Hello Evan. Four months ago I met this guy. I had just broken up with my ex-boyfriend, so I was a bit reluctant to take the new guy seriously. However, he was so persistent and romantic that I finally gave in and started to have what I thought was a relationship with him. A week or two later he started to act really cold, not texting or phoning me unless I did it first. He would only see me once a week because he said he was busy (which he was). I felt horrible because I had fallen for him and he didn’t care much about us (in fact he did state that we were incompatible and that he couldn’t imagine a future with me). That’s why six weeks ago I started dating other guys. I didn’t tell the guy about this, which was totally wrong. He wouldn’t tell people he was my boyfriend and he wouldn’t hold hands with me on the street. A week ago a friend of his told him that he had chatted me up and that I had somehow responded. He went completely nuts. I told him all the truth and he’s now furious. He says I cheated on him and that I’m a slut and things like that. He doesn’t want to be with me anymore. I’ve now realized he did love me but he didn’t have the guts to admit it or to show it. I feel like crap. I’m desperate and don’t know what to do because I feel I’ve lost a great guy just because of a big misunderstanding. What should I do? Please help. -Rose

Rose,

Although your question is very similar to this one, which I wrote a few years back, I wanted to tackle it and see if I could shed some light on your situation.

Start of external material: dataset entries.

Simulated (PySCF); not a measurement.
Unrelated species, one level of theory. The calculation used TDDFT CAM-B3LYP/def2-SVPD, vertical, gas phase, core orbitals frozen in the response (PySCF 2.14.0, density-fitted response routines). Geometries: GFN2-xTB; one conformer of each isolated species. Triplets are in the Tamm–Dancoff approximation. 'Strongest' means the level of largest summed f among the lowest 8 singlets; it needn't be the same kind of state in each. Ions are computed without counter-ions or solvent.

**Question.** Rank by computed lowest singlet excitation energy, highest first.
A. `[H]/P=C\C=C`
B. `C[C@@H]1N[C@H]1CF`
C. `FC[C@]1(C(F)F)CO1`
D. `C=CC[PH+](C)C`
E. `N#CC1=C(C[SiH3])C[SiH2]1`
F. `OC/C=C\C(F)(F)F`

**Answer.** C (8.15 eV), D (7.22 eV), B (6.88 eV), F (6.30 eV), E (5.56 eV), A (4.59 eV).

Quick, let’s play a game called “What’s my emotion?”

How it works is that I give you a choice of the emotions I could possibly be feeling after reading your question and you guess which one is the most accurate one. Ready? Go!

Bemused – Because literally half of my questions sound something like this: “I met this guy and the chemistry was really great and we slept together and I thought he was my boyfriend but now he’s acting distant and doesn’t seem to want a relationship. What should I do?”

Pity – Because even though this guy wouldn’t call or text you, see you more than once a week, commit to you as a boyfriend, and finally called you a slut for dating other men, you’re STILL delusional enough to think he’s a “great guy”, that you “cheated” on him and that he “loved you” after a few weeks of “dating”.

Anger – Because you need a dating coach to tell you what is patently obvious. Your guy is not a keeper, you didn’t blow it, and the fact that you’re in great pain over this “loss” drives me absolutely crazy. What does he need to do to convince you that he’s not a good guy? Burn your house down? Torture your dog?

Frustration – Because this situation is so very common and it’s so hard for most women to distinguish their feelings for their boyfriend from his feelings for you.

So let’s make it really clear.

Good men don’t call you “slut”.
Good men call you regularly to make plans because they’re excited about you.
Good men don’t freak out if you’re seeing other men – especially if you’re not exclusive.

You dated a man who, like many men (including good men), look for sex first and figure out the relationship stuff later.

What does he need to do to convince you that he’s not a good guy? Burn your house down? Torture your dog?

I’ve written volumes about this phenomenon and don’t think there’s much to add to that discussion. Men feel attraction, act on the attraction, but don’t determine whether they like you as a person or are emotionally ready for a relationship until AFTER.

This is common.

What’s not common is the amount of psychological abuse you seem to be willing to put yourself through in order to win back this douchecanoe.

He’s done NOTHING to earn your loyalty and EVERYTHING to hurt you.

I’m not going to try to play shrink to figure out how low your self-esteem has to get for you want to win back a psychotic, selfish, abusive commitmentphobe, but let’s say that what happened to you should have driven you far, far away from this guy.

So at this point, I’m not pissed at him.

I’m angry at YOU, Rose, for not getting it.

That is, I would be angry if anger were the emotion I was feeling in this hypothetical game.

Really, I think I just feel sad for you.